Skip to main content.
home | support | download

Back to List Archive

FW: spider bug?

From: Mark Morgan <mark(at)not-real.zaneray.com>
Date: Tue Oct 05 2004 - 18:02:55 GMT
Many thanks to Bill, who responded immediately.  It was indeed the
double-byte issue, Red Hat 9 using en_US.UTF-8 for default LANG.  I changed
that, and it resolved the issue.


-----Original Message-----
From: Bill Conlon [mailto:bill@tothept.com]
Sent: Tuesday, October 05, 2004 9:26 AM
To: mark@zaneray.com
Subject: Re: [SWISH-E] spider bug?


ah, the dreaded double-byte character rears its ugly head.
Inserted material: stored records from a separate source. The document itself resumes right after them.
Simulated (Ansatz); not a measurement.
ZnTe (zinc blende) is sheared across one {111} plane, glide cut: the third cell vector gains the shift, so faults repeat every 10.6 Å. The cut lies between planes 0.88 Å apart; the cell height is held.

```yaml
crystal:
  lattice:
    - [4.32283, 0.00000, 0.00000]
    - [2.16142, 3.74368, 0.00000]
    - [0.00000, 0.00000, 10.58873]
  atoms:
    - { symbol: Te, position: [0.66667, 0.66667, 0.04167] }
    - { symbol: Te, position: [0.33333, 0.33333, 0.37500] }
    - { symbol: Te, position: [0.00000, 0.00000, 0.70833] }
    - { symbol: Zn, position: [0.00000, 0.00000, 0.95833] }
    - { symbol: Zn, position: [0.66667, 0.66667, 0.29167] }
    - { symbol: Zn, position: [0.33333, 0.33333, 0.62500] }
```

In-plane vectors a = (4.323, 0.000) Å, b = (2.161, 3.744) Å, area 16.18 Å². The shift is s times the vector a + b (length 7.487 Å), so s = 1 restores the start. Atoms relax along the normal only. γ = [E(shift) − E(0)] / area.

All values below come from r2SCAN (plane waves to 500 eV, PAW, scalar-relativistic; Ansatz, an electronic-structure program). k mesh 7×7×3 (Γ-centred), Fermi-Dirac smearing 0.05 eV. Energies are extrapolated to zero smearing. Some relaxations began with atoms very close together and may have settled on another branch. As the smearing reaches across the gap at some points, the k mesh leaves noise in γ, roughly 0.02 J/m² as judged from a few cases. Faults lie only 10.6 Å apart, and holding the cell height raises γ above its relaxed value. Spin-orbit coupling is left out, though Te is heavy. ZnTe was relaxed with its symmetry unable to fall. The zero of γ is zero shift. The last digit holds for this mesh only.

on Redhat set environment:
LANG=en_us

On Tuesday, October 5, 2004, at 09:20  AM, Mark Morgan wrote:

> I'm trying to index a client site, www.e-caps.com.  I'm using 2.5.2,
> and
> have tried 2.4.2, with the same results.  Some pages are OK, but one is
> confusing spider.pl.  I get:
>
> Parsing config file 'e-caps.conf'
> Indexing Data Source: "External-Program"
> Indexing "spider.pl"
> External Program found: /usr/local/lib/swish-e/spider.pl
> /usr/local/lib/swish-e/spider.pl: Reading parameters from 'default'
> http://www.e-caps.com/za/ECP?PAGE=ABOUT_US - Using HTML2 parser -  (470
> words)
> http://www.e-caps.com/za/ECP?PAGE=HOME - Using HTML2 parser -  (409
> words)
> http://www.e-caps.com/za/ECP?PAGE=PRODUCTS_MAIN - Using HTML2 parser -
>  (140
> words)
> http://www.e-caps.com/za/ECP?PAGE=KNOWLEDGE - Using HTML2 parser -
> (387
> words)
>
> Warning: Unknown header line: 'tml>Path-Name:
> http://www.e-caps.com/za/
> ECP?PAGE=FDA_DISCLAIMER&OMI=10093,10072&AMI=10093'
> from program spider.pl
> err: External program failed to return required headers Path-Name:
>
>
> The knowledge page passes html validation as far as structure, yet for
> some
> reason, it's leaving the spider with the extraneous 'tml>' string.
>
> My config is:
>
>     # Configuration file for spidering the e-caps site
>     # Use the "spider.pl" program included with Swish-e
>     IndexDir spider.pl
>
>     # Define what site to index
>     SwishProgParameters default
> http://www.e-caps.com/za/ECP?PAGE=ABOUT_US
>
> and the command is:
>
> swish-e  -S prog -c e-caps.conf -v9
>
>
>
> Other pages on the site, as you can see in the first few, go OK, but
> for
> some reason, the knowledge page makes it blow chunks.  Anyone have any
> ideas?  If I run with -S http, it goes OK, but I need to use prog, as
> we
> have a bunch of PDF files that we want to index.
>
>
> |
> |  Mark Morgan
> |  Senior Programmer/Analyst
> |  T H E   Z A N E R A Y   G R O U P ,  I N C .
> |
> |  mark@zaneray.com
> |
> |  25 O'Brien Avenue
> |  Whitefish, MT 59937
> |  406.863.8000
> |
> |  http://www.zaneray.com
> |
>
>
>
>
Received on Tue Oct 5 11:03:07 2004